PS: I believe using “molecule” and “inter” removes intramolecular interactions between left and right oxygens with COM. I’ve attached my updated input file for your reference.
That all sounds correct. You can always test by running a molecular calculation to see that the intramolecular energy is zero. No need to set the covalent radii to 0 as these are only used when determining the bonding and so as you have noauto then this makes the value redundant.
I tried commenting out “inter” in the above input GULP setup. I observed different interatomic potential energy this time than previous (i.e. with inter).
If GULP treated superoxide molecules as single linear rigid body previously, can you please explain why do I observe this change between with/without inter?

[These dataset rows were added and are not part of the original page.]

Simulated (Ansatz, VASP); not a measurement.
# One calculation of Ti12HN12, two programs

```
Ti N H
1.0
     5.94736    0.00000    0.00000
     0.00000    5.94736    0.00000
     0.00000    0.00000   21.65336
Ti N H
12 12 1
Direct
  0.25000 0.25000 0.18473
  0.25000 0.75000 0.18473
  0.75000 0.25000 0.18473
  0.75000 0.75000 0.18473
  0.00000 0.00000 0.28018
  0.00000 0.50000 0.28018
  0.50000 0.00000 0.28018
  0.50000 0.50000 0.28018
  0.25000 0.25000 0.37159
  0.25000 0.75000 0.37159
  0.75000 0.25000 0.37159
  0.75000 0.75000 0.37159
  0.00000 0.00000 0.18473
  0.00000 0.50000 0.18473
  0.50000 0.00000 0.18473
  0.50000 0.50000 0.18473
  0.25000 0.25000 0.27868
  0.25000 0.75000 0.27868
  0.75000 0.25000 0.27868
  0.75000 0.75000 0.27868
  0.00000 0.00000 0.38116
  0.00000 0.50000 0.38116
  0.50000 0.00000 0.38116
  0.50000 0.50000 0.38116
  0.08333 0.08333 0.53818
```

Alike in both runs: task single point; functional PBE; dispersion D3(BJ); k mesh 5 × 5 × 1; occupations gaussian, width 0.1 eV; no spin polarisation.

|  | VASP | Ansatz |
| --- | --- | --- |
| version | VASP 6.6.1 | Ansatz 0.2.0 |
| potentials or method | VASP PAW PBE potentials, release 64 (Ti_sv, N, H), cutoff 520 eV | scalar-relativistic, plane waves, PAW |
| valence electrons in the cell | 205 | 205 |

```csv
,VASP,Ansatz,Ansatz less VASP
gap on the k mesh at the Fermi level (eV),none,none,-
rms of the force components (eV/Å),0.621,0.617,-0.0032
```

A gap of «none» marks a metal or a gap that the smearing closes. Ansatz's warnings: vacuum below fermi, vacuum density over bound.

More details; From help docs, I understand that “inter” treats all subsequent potentials, here buckingham, as intermolecular when molecule option is active. So, in case of rigid bodies, this shouldn’t be affecting right? Unless {left oxygen - COM} and {COM - right oxygen} are treated as two separate rigid bodies, rather than one single rigid superoxide molecule…
Hi Erick,
Just because a body is rigid, doesn’t mean to say that it can’t have an intramolecular energy. It’s just that it will be a constant due to the fixed geometry. Commenting “inter” will just mean that you shift the energy within the molecule but won’t change the intramolecular geometry.
Cheers
Julian
I have another follow up question - I tried to verify the GULP input setup file by comparing lattice energy calculated from GULP with potential energy (PE) calculated from LAMMPS (i.e. with the PE for the same snapshot at t=0 step from LAMMPS) Interestingly though total PE seem to be matching, almost exactly, across LAMMPS and GULP when both potentials are turned on, individual components seem to be not matching.
By turning off coulombic interactions in LAMMPS (i.e. by using just “pair_style buck”) I ran rigid body simulation and calculated potential energy at t=0 step. I compared this value with the “interatomic potential” component in GULP (available under “Components of energy” section). Surprisingly this was different! To be precise, interatomic potential from GULP in around 1211 eV whereas PE from LAMMPS is around 242 eV.
Similarly to test coulombic values, I turned off buckingham potential in LAMMPS (by using just “pair_style coul/long”) I ran rigid body simulation and calculated potential energy at t=0 step. I compared this value with the “Monopole - monopole (total)” in GULP (available under “Components of energy” section). Again, this was different too.
So, can you please share your thoughts on these differences? Is it reasonable to expect these component values to be around same magnitude.
I’m sorry for asking many questions. Would be really great if you can help me out.
PS: I use the same cutoff for buckingham potential in LAMMPS and GULP. I also use same real/reciprocal space cutoff for ewald sum in LAMMPS and GULP. I implement real/reciprocal cutoff in GULP using “ewaldrealradius”.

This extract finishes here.